Monday, November 24, 2008

Mandalas


Ok this is a foray into design. I've been doing mandalas as well as painting, and for what ever reason they have been coming out quite nicely So I opened a shop on Zazzle. This is me: http://www.zazzle.com/chichine  I make the designs and they print them and then they put them up for sale I am thinking that some of my other art work would fit in well too as cards or posters. They also have stamps and shoes, which are so much fun to design. 
I have gotten interested in mandalas and also in labrynths, which I don't think I spelled correctly. 
Anyway I walked a labrynth that is located on the bluffs above Lake Michigan last week. It was an interesting experience, very soothing I couldn't help but think that it was very much like life. You think you are headed in one direction and suddenly you are headed in another, only to switch back again. I think that is the where the phrase going around in circles comes from.

Thursday, November 13, 2008

Cast drawing and Values






So even if cast drawing is really, really difficult it really, really pays off in the end, hopefully. It helps train your eye to all the details and nuances of the form. It also helps you see the lights and darks, the values, in your subject. It is seeing these lights and darks that is the backbone of all picture making. It isn't color that is vitally important, unless you're looking at a stoplight and then its really important, but it's value, the lights and darks, that make things recognisable to the human eye. To see what I mean look at the three pictures. One is the picture as it was originally with both value and color, one is the picture with color and no value, and one with value and no color. The one without value is almost unrecognisable. The one with value, the black and white one, looks exactly like a tree and water. Even though we see in color, the fact that we also see in values is much more important.  A good way to begin  to see values in your subject is to squint as you are looking at it. Scrunch up your eyes, look through your lashes, and the color is reduced while the relative values remain. This actually works, although people will look at you funny. I was taught this technique by a very good artist as we were standing in a *very* upscale art museum. There we both stood like a couple of fools, smack dab in front of the Rodin statue our eyes reduced to slits, looking for values, while the other patrons made a wide detour around us. I've never felt so much like an artist in my life.

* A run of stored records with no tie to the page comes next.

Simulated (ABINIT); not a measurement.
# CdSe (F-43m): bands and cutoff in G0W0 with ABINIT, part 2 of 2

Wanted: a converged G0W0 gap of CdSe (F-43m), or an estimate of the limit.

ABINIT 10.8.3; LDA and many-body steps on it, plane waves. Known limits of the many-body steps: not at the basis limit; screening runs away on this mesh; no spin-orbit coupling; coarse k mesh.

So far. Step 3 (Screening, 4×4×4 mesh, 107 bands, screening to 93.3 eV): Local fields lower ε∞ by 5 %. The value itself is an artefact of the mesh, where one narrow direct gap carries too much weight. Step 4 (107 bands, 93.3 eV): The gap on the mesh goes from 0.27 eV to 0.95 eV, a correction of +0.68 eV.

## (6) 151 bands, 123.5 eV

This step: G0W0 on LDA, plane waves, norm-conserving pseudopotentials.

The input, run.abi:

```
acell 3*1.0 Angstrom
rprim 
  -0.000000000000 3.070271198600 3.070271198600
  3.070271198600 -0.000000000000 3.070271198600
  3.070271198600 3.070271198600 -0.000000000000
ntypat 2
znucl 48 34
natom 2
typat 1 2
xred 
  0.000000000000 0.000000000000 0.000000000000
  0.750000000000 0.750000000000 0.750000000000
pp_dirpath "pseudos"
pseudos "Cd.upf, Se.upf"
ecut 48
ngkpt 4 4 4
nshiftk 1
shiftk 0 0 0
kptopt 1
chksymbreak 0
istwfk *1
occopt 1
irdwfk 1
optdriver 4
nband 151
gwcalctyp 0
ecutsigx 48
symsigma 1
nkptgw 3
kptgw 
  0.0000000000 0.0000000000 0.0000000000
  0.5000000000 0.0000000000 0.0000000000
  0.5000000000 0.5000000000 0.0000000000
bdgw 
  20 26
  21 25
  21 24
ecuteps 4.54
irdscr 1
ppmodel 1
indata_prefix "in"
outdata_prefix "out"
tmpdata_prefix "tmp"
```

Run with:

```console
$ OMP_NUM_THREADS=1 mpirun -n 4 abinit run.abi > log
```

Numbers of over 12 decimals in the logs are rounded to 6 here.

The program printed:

Wednesday, November 12, 2008

Drawing Project


I've been working on something called a "cast drawing" which is drawing pictures of white plaster casts and making them as exact as possible. Its really hard. I've done it before, but it doesn't get any easier, apparently. It's a good way to sharpen your perception  and accuracy in seeing. It's also really hard .....  did I mention that before?  Right. I thought I did. Anyway this is a picture of my set up, with the casts on the left and the drawing in the first stages on the right. The method involves moving a couple of feet away from the drawing, looking at the casts, and then moving up to the paper and drawing what you saw. Then you move back to the previous place and check if the marks you made are correct. And repeat and repeat. And repeat until the drawing is finished. It is how all artists were trained, right up to the 20th century. Even Picasso had to do this and I think its why he invented cubism. He just decided that he wasn't ever going to do that again. Because it's really hard.

Tuesday, November 11, 2008

ten-HUT!


Today is Armistice Day. It was created after WWI to commerate the end of that terrible war and to honor the 20 million people who died in it. My mom said she never forgot seeing one of the boys from her little village in Wisconsin coming home after fighting in the trenches of France. She said he was in full uniform and he marched up the road as straight as a ramrod until he reached the turn in road that would lead him to his home. There he stopped at the top of the hill and stood for the longest time, just gazing out over at the beautiful landscape below.  Then he turned and walked down the hill to his house and family. I remember him as a wizened old man, living with only his dog in a tiny cabin. The image below is one I found years ago. I don't know the names of the men, or where it was taken. In a way, its anonymity makes it a tribute to all the soldiers from so very long ago who sacrificed so much. But having said that, this one is for August Wellnitz.  ten-HUT!


Its Spring!

I found these in a garden center, nestled in the Astilbe.